Ive always felt like shit, always felt hated and ive always craved attention and i hate myself so bad for it.
Ive been bullied for years and havent told anyone. My brother felt the same way and he told me about it, instead of our parents, he then told our parents. They stopped him from going outside for weeks and they hired so many people to keep him from it, it was that way for 7 months then he got out and commited suicide. He was the only person to ever talk with me and he meant more to me than anyone else. I’ve never told anyone about this, I dont want the same thing to happen to me. Right now i dont see any reason to be in this world, everyone hates me, including myself. I’ve only just turned 13 and I’ve already tried commiting suicide about ½ a year ago and I’ve been depressed since my brother killed himself. A lot of people would say that i dont know what depression is because of my age, but I do. Not every person have been throgh so much, especially at my age…
I have nothing left, only option i have is suicide…
6 comments
You are very literate so work
good luck with whatever you end up doing. and if you leave this world then i wish you a peaceful journey sweetheart:)
I’m really sorry this has happened to you Someone. To me it’s no surprise that you feel down given what happened to your brother, it’s terribly sad. I’m sure in your shoes many would have a total meltdown. I have no advice…advice is not always helpful anyway, just wanted to let you know you’ve been heard.
If you don’t, you’ll be glad you did.
So don’t off yourself. Instead, introduce yourself to the greatness of Thrash Metal, and marijuana.
I recommend you start with Metallica’s 2nd album “Ride The Lightening.” And Evile’s first album “Enter The Grave.”
@twotif those are not reasons to live. Those are things that feel good. There is a difference.
Do not fool yourself you have more options. Suicide might be on of them but it is not the only option.
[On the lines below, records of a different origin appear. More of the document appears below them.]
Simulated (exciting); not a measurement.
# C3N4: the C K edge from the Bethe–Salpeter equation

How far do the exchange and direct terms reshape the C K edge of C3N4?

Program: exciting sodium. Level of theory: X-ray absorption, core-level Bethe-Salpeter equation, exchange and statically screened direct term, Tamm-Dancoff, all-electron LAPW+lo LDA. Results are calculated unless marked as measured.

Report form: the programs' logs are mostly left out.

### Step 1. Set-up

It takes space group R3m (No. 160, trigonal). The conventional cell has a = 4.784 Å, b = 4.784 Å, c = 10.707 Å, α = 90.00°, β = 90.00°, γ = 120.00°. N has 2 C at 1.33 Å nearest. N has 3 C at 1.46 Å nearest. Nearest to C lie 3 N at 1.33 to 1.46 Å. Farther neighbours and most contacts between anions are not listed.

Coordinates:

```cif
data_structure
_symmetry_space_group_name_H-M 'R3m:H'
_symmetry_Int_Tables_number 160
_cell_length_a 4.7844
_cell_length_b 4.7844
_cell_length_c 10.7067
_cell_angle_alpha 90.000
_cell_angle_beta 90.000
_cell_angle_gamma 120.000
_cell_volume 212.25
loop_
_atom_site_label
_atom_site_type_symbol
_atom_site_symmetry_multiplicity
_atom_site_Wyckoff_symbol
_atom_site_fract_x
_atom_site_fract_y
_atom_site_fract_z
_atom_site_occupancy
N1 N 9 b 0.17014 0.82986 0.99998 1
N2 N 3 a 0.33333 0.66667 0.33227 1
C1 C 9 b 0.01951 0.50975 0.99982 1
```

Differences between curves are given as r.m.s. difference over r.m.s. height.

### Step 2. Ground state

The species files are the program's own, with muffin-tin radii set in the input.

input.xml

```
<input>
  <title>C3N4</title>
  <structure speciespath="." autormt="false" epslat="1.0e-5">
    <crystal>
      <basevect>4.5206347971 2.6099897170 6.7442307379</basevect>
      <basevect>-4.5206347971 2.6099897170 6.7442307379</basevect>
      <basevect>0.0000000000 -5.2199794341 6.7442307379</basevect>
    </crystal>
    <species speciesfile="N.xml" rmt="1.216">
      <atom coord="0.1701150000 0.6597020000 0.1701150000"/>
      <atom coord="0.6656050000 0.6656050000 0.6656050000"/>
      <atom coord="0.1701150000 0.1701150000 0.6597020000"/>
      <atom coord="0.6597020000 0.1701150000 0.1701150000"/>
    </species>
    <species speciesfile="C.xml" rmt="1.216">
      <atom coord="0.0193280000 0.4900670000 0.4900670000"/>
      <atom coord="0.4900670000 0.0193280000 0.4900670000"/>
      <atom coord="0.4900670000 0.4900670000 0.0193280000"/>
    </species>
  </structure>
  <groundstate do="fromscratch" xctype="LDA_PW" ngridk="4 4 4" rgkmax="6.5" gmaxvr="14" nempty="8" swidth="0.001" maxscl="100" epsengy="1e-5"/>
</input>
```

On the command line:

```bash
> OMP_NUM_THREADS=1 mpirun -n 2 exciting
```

It is up to you which options you choose but know you can miss out on the best parts of life like finding love and enjoying love. I tried to kill myself in 1998 i was so glad i did not do it. In 1999 i found my everlasting love she was depended on me without me she would not have lead the life she wanted. She died 11 April i also have nothing now (no family no friends nothing but 1 friendly neighbour) and i wish we died together. But i am still here just like you. Hang on things get better!